[petsc-dev] Parallel Gauss - Seidel

Sun Jun 10 18:22:59 CDT 2012

On Jun 10, 2012, at 7:02 PM, Barry Smith wrote:

> 
> On Jun 10, 2012, at 5:54 PM, Mark F. Adams wrote:
> 
>> Barry,
>> 
>> Your algorithm is the classic CS algorithm.  My algorithms exploits the (low dimensional) geometric nature of our graphs.  Assuming you have a decent partitioning, as Jed says, you have, for instance, "interior" vertices that have no external dependence so coloring them is silly.
> 
>    Sure absolutely in the MPI world. If you are going for vectorization it may not be silly.
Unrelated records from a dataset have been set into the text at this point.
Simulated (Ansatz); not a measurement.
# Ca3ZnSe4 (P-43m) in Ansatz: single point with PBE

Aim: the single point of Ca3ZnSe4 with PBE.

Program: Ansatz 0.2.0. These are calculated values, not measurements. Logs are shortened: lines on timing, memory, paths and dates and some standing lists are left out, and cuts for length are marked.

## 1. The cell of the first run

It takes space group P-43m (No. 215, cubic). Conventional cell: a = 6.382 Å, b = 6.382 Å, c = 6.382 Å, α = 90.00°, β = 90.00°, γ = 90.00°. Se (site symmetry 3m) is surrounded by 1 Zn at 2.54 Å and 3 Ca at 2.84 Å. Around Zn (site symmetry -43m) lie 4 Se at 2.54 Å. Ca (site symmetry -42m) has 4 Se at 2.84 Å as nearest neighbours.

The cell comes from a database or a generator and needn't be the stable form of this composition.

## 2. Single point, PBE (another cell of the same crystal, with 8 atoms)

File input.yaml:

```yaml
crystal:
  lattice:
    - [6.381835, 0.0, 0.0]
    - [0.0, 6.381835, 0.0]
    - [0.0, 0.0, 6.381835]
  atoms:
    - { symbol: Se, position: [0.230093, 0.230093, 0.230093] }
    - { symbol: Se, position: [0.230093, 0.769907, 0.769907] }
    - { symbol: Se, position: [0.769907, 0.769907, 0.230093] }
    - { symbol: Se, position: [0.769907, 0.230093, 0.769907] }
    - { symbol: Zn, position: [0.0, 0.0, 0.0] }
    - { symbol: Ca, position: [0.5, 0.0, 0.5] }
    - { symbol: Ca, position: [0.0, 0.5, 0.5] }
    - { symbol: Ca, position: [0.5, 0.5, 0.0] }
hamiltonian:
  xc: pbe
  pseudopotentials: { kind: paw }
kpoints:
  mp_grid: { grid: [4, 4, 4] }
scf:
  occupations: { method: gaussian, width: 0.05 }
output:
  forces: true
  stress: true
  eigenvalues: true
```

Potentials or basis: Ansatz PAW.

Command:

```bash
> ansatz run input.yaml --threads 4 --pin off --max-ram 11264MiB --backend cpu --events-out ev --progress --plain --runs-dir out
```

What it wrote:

Yes, but you are just in the same boat as Mat-Vec.  And you still have the freedom to do what you want even if you may end up coloring.

> 
>> The algorithm enforces only the (external) data dependencies that are required for correctness, which for normal PDE problems results in a far shorter dependency depth than generic coloring and leaves you some freedom to reorder for performance.
>> 
>> From a theoretically point of view there is actually a coloring in the algorithm but it is not obvious.  For instance, if there is only one vertex per process then it basically reverts to a coloring algorithm (although it is still asynchronous) where the processor IDs (in the way that I implement it for simplicity) are the "random" numbers that one can use for an MIS or coloring. 
> 
>   I think it would be useful to understand the algorithm exactly in terms of "block colorings?", "dependency graphs", ..... etc?
> 

I think of it entirely in terms of dependency graphs combined with the obvious intuition about the nature of PDE graphs.   The paper explains the algorithm in these terms exactly and it brings up its connection to graph coloring just out of theoretical/pedagogical interest.  There may be better or different ways to understand the algorithm ...

Mark

> 
>    Barry
> 
>> 
>> Mark
>> 
>> On Jun 10, 2012, at 1:36 PM, Jed Brown wrote:
>> 
>>> On Sun, Jun 10, 2012 at 12:30 PM, Barry Smith <bsmith at mcs.anl.gov> wrote:
>>>  For clarification it sounds like you color your matrix (with independent sets) and then march through the colors, each color gets smoothed (in parallel since they are independent) then on to the next color?
>>> 
>>> Not independent sets, just by data dependency. For example, everyone relaxes a block along the right boundary (implying an ordering that visits those blocks in rank order, except that those strips never touch each other so they can be done in parallel), then send the updated state to the proc on the right. While waiting for the message, he might smooth another set that does not have a data dependency. When a process receives the first message (from the proc to the left), it can relax that part. There is a picture in Mark's paper that should make the algorithm clear. This approach doesn't suffer from the atrocious memory access pattern of classical coloring; it's also asynchronous and completes with fewer messages in total.
>> 
> 
>